A new Magecart web skimmer campaign has been discovered by researchers from Akamai. This ongoing campaign aims to steal personally identifiable information (PII) and credit card details from users in North America, Latin America, and Europe. Magecart attacks specifically target e-commerce websites by injecting malicious JavaScript code into compromised sites. In this recent campaign, threat actors have taken a different approach by using legitimate websites as makeshift command and control (C2) servers to distribute malware.
To evade detection, the attackers employ several evasion techniques. They obfuscate Base64 and camouflage their attacks to resemble popular third-party services like Google Analytics or Google Tag Manager. By hijacking vulnerable legitimate sites, such as small or medium-sized retail websites, the attackers create a seemingly healthy host for their malicious code. This allows them to deliver the code to any victim they choose, without raising suspicion.
The impact of this campaign is significant, as some victim organizations receive hundreds of thousands of monthly visitors. Consequently, tens of thousands of victims may have been affected by the compromise. Disturbingly, many victims only discovered the attack more than a month after their websites were initially compromised. The attack chain begins with scanning the web for vulnerable legitimate sites and then hacking them to inject the malicious code. By using compromised websites as C2 servers, the attackers can avoid detection and increase the effectiveness of their campaign.
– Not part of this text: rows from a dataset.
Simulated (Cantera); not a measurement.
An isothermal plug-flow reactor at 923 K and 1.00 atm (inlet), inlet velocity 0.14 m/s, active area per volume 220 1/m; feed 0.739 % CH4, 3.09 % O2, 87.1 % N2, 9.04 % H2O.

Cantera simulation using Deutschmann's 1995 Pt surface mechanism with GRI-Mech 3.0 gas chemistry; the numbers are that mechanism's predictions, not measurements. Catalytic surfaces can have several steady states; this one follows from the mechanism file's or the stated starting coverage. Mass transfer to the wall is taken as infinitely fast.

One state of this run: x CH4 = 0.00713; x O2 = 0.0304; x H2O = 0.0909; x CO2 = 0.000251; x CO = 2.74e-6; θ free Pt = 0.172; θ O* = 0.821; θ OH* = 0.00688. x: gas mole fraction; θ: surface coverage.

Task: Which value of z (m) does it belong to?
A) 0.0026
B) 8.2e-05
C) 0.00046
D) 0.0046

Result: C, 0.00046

The researchers at Akamai identified two variations of the skimmer code used in this ongoing campaign. The first version is heavily obfuscated and explicitly targets input fields responsible for capturing PII and credit card details. The second version is less obscured, which allowed the researchers to analyze the indicators present in the code and gain insight into the campaign’s scope. Once the data is stolen, the attackers exfiltrate it through a straightforward HTTP request initiated by creating an IMG tag within the software skimmer. The stolen data is encoded as a Base64 string and appended as query parameters.